ESX Scheduler and NUMA issue
- by babyg_wc
On our 24 core bl685 (4sockets x 6core), we find that NUMA nodes 0 and 1 are pretty busy (unfortunately resulting in elevated cpu ready times on the VMS), whilst NUMA nodes 2 and 3 are almost unused.
I thought this just maybe a ESX4 U1 issue, so I had a colleague with a 32 core (dl785) farm investigate, and it seems that his last 3 or 4 NUMA nodes are also not really being utilised.
ESX seems to have a weakness when it comes to balancing lightly loaded NUMA boxes, Im going to enabled node interleaving in the BIOS and see if the scheduler balancers across all 24 cores, instead of just 12!...
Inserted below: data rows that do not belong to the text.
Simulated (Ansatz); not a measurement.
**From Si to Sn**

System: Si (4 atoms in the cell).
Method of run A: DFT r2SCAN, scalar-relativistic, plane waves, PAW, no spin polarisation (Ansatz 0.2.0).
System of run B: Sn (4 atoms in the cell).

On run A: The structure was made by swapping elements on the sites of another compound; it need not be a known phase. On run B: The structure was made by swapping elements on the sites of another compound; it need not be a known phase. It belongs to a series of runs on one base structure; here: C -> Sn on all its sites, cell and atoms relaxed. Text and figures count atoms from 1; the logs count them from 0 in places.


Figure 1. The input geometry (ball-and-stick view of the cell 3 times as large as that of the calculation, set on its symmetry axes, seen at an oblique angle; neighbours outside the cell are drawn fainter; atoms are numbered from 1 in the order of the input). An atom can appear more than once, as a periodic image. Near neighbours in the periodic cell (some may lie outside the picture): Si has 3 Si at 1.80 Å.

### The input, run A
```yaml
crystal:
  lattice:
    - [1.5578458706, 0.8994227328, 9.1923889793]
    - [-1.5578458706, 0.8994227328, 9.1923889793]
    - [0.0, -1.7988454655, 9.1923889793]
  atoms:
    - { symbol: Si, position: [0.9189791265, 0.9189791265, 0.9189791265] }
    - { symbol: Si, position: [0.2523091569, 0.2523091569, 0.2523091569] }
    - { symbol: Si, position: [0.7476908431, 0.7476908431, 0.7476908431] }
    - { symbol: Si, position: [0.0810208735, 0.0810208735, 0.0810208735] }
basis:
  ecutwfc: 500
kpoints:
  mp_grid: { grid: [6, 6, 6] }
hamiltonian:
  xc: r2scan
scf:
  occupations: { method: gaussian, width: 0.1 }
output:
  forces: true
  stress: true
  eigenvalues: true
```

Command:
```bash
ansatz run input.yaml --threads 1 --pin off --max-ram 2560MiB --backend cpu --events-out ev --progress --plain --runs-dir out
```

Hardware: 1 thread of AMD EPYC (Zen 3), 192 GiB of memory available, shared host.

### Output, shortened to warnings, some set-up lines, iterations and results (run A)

For those of you with large core counts, I would suggest you fire up you viclient, and check Physical CPU useage (or esxtop), I would be interested to hear what your results are. Please note, that its only the lightly loaded (eg less than 30% cpu load on the esx host) that seems to have the biggest issue with load imbalance.
Thoughts/comments.
PS ive logged a SR with vmware to assist, also the other "problem" could be that we have 128gb of ram in each host, and therefore the scheduler sees no good reason why it shouldnt try and cram all vms's into the first two NUMA nodes, as we only have around 50gb of ram worth of vms on each host...